North Carolina's lieutenant governor backs anti-CRT effort: Kids should understand 'greatness of this nation'
‘The Madness of Crowds’ author reacts to Virginia parents pushing back against CRT in Loudoun County
A video released Wednesday shows Republican Mark Robinson discussing his upbringing and why the fight against critical race theory (CRT) is so important to him.
"Growing up poor here in North Carolina, our family saw many struggles … my father was an alcoholic," Robinson said in a video posted by the anti-CRT group 1776 Action.
"We saw a lot of domestic violence in our house," he added. "My mother had a fifth-grade education when my father passed away. I was 12 years old – but my mother took on the task of raising us and she did it quite well."
"The reason why is because she had an overwhelming faith in God and she knew that she lived in the greatest nation on earth – and that all opportunities were open to her and to her children, and she told us so. Because of that, because she passed those things down to us, I'm now living my dream."
"America's still the place of dreams for everybody. it's still the greatest nation on earth. We want to teach that to our children. We want to make sure that our children understand the greatness of this nation, they understand the greatness of their founding documents, and those who founded the nation as well."
"That's why ending indoctrination in schools is such a passion of mine. We have got to ensure that things like critical race theory are not creeping in and causing our children to hate the nation that they live in."
The group 1776 Action, which has received support from GOP stars Newt Gingrich and Ben Carson, has been pushing for political candidates to sign an anti-CRT pledge as the issue has grown in political importance.
Across the country, parents and teachers have risen up to oppose what they see as highly divisive materials on race, gender and other aspects of students' identities.
Defenders argue that CRT-type training helps enhance dominant groups' understanding and empathy of what the oppressed experience on a regular basis. These types of trainings have also been promoted as ways to "dismantle" or weaken alleged structures imposing burdens through bias and discrimination.
School districts like Loudoun County Public Schools (LCPS) have similarly defended so-called "equity" or "anti-racist" materials, which critics say perpetuates racism.

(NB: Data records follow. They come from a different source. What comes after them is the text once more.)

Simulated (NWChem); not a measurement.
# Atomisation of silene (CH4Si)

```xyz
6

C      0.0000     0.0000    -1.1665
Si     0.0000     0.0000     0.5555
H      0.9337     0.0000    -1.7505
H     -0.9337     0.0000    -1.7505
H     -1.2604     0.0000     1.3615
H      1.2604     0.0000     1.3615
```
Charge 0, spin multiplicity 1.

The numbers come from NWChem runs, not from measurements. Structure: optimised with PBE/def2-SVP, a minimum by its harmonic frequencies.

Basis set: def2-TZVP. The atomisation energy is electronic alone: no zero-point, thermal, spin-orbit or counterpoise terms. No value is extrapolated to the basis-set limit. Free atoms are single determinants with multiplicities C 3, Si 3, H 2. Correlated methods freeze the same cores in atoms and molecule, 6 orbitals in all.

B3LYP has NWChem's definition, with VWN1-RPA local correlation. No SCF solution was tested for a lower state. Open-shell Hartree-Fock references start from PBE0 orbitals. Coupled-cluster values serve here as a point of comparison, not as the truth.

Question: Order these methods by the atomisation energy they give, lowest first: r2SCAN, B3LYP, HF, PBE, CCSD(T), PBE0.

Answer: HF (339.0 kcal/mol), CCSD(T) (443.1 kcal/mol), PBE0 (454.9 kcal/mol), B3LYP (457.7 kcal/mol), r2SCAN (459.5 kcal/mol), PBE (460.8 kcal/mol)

Earlier this year, major GOP gubernatorial candidates signed onto 1776 Action's anti-CRT pledge and others followed last month.
The group was inspired by Carson's and former President Trump's 1776 Commission, which was created at the end of his administration to combat ideas like CRT. Shortly after his inauguration, President Biden repealed the measure as well as Trump's ban on the practice in trainings for federal employees.